The CPython Tutorial defines a custom initializer for a custom type which has the following lines :
if (first) {
tmp = self->first;
Py_INCREF(first);
self->first = first;
Py_XDECREF(tmp);
}
but the tutorial advises against this simpler but more nefarious version :
if (first) {
Py_XDECREF(self->first);
Py_INCREF(first);
self->first = first;
}
For the following reason :
But this would be risky. Our type doesn’t restrict the type of the first member, so it could be any kind of object. It could have a destructor that causes code to be executed that tries to access the first member; or that destructor could release the Global interpreter Lock and let arbitrary code run in other threads that accesses and modifies our object.

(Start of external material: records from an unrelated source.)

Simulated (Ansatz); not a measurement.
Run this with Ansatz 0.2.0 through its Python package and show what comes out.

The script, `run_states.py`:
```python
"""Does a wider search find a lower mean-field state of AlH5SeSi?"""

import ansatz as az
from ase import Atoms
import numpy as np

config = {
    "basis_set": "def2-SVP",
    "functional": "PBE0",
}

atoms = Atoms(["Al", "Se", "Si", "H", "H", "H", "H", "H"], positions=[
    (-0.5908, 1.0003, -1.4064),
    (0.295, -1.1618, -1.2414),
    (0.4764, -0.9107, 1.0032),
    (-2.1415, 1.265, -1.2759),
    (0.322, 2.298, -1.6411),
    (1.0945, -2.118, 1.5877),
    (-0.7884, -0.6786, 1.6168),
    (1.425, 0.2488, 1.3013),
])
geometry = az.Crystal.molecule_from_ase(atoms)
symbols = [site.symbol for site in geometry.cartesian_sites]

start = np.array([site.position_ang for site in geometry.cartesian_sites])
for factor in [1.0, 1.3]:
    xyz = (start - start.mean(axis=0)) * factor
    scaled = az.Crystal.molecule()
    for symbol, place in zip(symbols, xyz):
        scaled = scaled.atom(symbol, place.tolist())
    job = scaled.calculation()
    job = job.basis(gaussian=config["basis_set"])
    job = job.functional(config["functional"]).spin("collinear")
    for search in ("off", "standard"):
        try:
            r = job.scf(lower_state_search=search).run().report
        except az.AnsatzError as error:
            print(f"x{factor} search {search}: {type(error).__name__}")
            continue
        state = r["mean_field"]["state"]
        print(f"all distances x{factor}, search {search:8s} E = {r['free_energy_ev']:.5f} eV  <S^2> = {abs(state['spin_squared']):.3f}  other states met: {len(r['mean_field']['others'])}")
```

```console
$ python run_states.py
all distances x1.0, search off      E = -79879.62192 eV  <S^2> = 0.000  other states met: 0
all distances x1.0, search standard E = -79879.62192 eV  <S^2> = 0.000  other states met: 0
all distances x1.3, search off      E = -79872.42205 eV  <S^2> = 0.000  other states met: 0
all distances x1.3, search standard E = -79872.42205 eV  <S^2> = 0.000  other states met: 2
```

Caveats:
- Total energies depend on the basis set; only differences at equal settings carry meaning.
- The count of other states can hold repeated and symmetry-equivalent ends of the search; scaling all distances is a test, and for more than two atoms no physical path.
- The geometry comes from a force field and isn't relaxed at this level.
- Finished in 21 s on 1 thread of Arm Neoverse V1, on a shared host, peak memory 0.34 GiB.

I understand the reason why a multithreaded programming can break the simple version. There can be a race condition where the new self->first
is set by one thread and freed by another thread (by way of Py_XDECREF
). This is avoided in the correct version because both threads will have had to set self->first
before freeing it.
The part I don't understand is this section :
It could have a destructor that causes code to be executed that tries to access the first member
If first
is an object that is getting garbage collected, its destructor would have to be called and it should have access to itself through the duration of the destructor. Why can this be dangerous?
Thank you!
Let's suppose we have:
custom = Custom(...) # global variable
class SomePyClass:
def __del__(self):
# access global variable
custom.__init__(1, 2, 3)
Let's suppose that custom.first
is an instance of SomePyClass
and that this instance gets destructed at the line Py_XDECREF(self->first);
.
The arbitrary code in the destructor is going to cause custom.__init__
to be called again. This will cause Py_XDECREF
to be called again on an object that really should have a refcount of 0 and which is already in the process of getting destroyed. That alone represents a reference counting error since it's ref-count will end up below 0 (note this may not be exactly what happens since it temporarily gets given a ref-count of 1 for the duration of the destructor, but it absolutely is a ref-counting error).
Note also the new value of first
that is being assigned to in __init__
is also mis-reference-counted: while our instance is decrefed twice, the value that is about to be assigned is replaced without decrefing it.